It was a large brick building sitting on the
corner of Church and Green Streets. By
today's standards, it wasn't a large building, but to me it was huge. The sanctuary had the beautiful oak worn
pews, but the view inside was magnificent.
The raised choir loft was situated just under a large, round stained
glass window which depicted Jesus kneeling in the garden. Sitting out there in that large room was an
awesome sight when the sun reflected just right through the beautiful
glass. At night, there would be a
spotlight behind it. As the congregation
sang, Turn Your Eyes Upon Jesus, it could give you cold chills but a warm
peace. The First Methodist Church of
Swainsboro was my church.
I can't remember the number of windows on the
sides, but each one showed a different scene from the Bible and they must have
reached the ceiling they were so high.
There was a circular alter rail with padded cushions and a little tray
on the back of the beautiful worn wooden rail that held the tiny little glasses
of "wine" for communion. In
time, cushions were added to the pews and a beautiful carpet of royal
color. A large piano (where Ms. Vann
with the floppy hats) flanked the
right, just in front of the door. It led to the Sunday School rooms on that
side which were located in the back of the structure. Hanging on the wall on the left was a sign
which posted the hymns for the day.
Little narrow stairs led to the level where the rooms were and I
remember thinking it was like a cavern and sometimes felt spooky when I was
alone.
The Sunday School section had a large room filled
with little chairs and tables, where we all gathered for singing , and then we
would go to our separate rooms for our age group. Teachers would record our presence in her
little book with a check. There was a
collection plate passed around to collect our nickle. Then those dedicated teachers gave out little flyers with a Bible story and
telling us the stories in her words.
Then we prayed and marched single file up to the sanctuary for an
assembly of all classes to belt out some Onward Christian Soldiers as Ms. Mae
banged out the marching cadence. This
process continued every Sunday morning all of my life. I wouldn't take a million dollars for these
memories.
On the day
I was Baptized at eight years old, I felt a great weight lifted, and love move through my body. I felt like everything I did from then on,
was in God's hands, and all my life, I would be protected by Him, because I had made that commitment. Big Momma and Big Daddy, along with my Mother
were gathered around me and I cried. I'm
not sure why I cried, but I remember sobbing.

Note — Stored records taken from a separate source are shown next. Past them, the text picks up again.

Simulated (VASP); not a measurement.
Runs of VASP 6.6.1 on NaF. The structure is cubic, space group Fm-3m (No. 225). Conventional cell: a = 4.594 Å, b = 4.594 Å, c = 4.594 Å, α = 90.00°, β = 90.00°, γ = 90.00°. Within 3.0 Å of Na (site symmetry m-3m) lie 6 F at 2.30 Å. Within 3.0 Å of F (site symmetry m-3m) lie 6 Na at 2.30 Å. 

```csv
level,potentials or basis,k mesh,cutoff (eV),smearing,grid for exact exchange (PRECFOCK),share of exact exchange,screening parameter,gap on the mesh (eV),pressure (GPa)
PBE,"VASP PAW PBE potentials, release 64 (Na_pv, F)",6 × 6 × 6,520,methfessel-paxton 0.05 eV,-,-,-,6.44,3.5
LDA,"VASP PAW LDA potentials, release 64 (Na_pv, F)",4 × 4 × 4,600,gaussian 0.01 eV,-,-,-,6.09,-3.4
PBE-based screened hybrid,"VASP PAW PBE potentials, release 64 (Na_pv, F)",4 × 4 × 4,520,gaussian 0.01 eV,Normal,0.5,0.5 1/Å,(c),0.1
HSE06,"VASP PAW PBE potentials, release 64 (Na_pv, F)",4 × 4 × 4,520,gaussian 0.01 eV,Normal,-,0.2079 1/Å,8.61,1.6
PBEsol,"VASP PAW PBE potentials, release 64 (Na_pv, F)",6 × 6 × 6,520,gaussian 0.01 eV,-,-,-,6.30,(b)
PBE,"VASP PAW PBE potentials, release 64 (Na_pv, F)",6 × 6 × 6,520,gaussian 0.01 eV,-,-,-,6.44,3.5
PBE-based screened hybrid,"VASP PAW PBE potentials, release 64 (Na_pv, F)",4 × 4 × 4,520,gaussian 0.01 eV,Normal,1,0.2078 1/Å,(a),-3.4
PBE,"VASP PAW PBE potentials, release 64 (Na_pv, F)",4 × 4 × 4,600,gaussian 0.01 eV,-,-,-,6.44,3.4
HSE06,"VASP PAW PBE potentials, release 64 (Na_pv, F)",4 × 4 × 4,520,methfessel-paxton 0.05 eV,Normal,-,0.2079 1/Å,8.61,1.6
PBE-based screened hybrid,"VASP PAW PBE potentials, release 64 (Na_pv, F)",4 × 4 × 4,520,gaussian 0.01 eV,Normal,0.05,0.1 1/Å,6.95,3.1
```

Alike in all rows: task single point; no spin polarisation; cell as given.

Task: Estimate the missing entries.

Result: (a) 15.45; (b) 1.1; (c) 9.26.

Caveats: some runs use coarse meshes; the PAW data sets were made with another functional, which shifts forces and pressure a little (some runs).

This morning, as the children led the service and the 3rd graders received their Bibles, my mind recalled the anticipation of receiving my
very first Bible. Like clockwork, every
year the children who were about 8 years old, received an engraved King James
Version of the Bible, presented with great pomp and circumstance by our
Preacher. As he spoke, my mind wandered
through my old church where I took my first communion, said my first Lord's
Prayer, and made my commitment to follow the teachings of Jesus. I wondered where my old Bible was probably
with some childlike scrawling inside of various names or verses. I hope my children will appreciate it. I'm several Bibles down the road now.
Today's sermon was from Matthew 14, basically
where Jesus tells the Disciples to trust in Him. It encouraged me to focus on what I trust and
believe. He didn't tell them to ignore
the winds and waves, but to trust that He would save them. He told them to turn away from uncertainty. There is a bright message for me in this
passage which, if I look carefully and open minded, I find that no matter what
happens that makes me afraid of life's situations, whether personal or global,
if I turn away from my faith, I'll sink.